The idea was to redirect flows of major Canadian rivers southward through the Rocky Mountain trench, to the US west. and also dam James Bay, blast a huge canal south through Ontario and send water into the Great Lakes, and then southward to the central US.
But even if not this particular plan, the idea of somehow allowing bulk water sales, while abhorrent to most Canadians, is not necessarily so to recent politicians, such as former Prime Minister Brian Mulroney (1984-1993) who introduced a Bill (C-156) that would have allowed exports by tanker and small-scale land diversion
The most recent is the leader of the New Democratic Party, Thomas Mulcair. He thought the idea of bulk exports of water was worth exploring while he was the environment minister in the Quebec provincial government. He is currently the leader of the federal New Democratic Party seeking to be Prime Minister of Canada in the present general election campaign, but now insists he has changed his mind.
“We want the money”
He points to the oil sands in Alberta saying that the oil sands cause great disruption of the land, enormous pollution, and so on, but Canada has decided the damage is worth it.

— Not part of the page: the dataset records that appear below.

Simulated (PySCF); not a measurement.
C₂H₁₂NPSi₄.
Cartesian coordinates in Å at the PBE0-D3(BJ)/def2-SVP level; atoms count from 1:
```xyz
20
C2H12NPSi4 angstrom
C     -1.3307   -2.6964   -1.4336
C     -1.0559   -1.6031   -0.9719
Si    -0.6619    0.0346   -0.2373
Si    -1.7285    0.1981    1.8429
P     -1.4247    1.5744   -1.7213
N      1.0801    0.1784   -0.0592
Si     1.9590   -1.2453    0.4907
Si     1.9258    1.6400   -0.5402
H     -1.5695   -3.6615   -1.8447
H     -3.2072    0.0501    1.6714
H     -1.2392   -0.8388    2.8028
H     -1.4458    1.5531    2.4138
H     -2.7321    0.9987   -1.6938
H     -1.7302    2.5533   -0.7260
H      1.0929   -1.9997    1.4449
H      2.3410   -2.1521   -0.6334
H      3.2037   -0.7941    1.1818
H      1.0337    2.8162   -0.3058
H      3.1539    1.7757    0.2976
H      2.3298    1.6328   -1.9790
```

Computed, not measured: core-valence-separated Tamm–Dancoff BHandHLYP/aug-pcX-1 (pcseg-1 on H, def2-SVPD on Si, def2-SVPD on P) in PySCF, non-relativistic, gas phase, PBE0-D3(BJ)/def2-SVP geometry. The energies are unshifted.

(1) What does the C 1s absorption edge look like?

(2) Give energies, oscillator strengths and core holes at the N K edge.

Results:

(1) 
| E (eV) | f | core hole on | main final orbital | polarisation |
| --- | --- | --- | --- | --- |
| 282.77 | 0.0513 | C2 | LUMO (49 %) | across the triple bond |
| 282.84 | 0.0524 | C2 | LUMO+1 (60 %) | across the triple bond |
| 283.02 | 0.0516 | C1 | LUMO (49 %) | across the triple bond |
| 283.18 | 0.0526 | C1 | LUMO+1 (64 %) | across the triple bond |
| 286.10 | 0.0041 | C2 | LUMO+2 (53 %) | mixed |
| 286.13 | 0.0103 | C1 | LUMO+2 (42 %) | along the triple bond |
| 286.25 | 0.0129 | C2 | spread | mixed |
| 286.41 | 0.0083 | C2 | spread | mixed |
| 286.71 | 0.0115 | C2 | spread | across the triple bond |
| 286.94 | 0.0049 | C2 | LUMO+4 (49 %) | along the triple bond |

“It’s one of the biggest environmental problems we have in the country yet It was a conscious decision, we want the money”, he says.
He also notes that the international giant Nestle is already sucking up vast amounts of ground water for bottled water sales, and that Nestle and many other industries are allowed to extract water in bulk at little to no cost, and without serious conservation measures, at the same time as Canada is barring bulk exports.
A paper published recently by the University of Calgary School of Public Policy and produced by an American professor recently suggested Canada consider sale of water to the US.
The author Rhett Larson, an associate law professor and environmental law expert at Arizona State University wrote, “Canada should arguably treat water the same way it treats oil or gold – a valuable commodity on the international market with benefits from exportation outweighing the costs of depletion”.
“What is the difference between the water embedded in Canada’s industrial and agricultural exports and raw water exported in bulk tankers or pipelines? Either way, enormous quantities of water are being exported from Canada.” Writes the American professor.
In any case, Lloyd Alter says with climate change causing increased hardship and increasing the need it is not a question of “if” Americans will come demanding Canadian water, but “when”.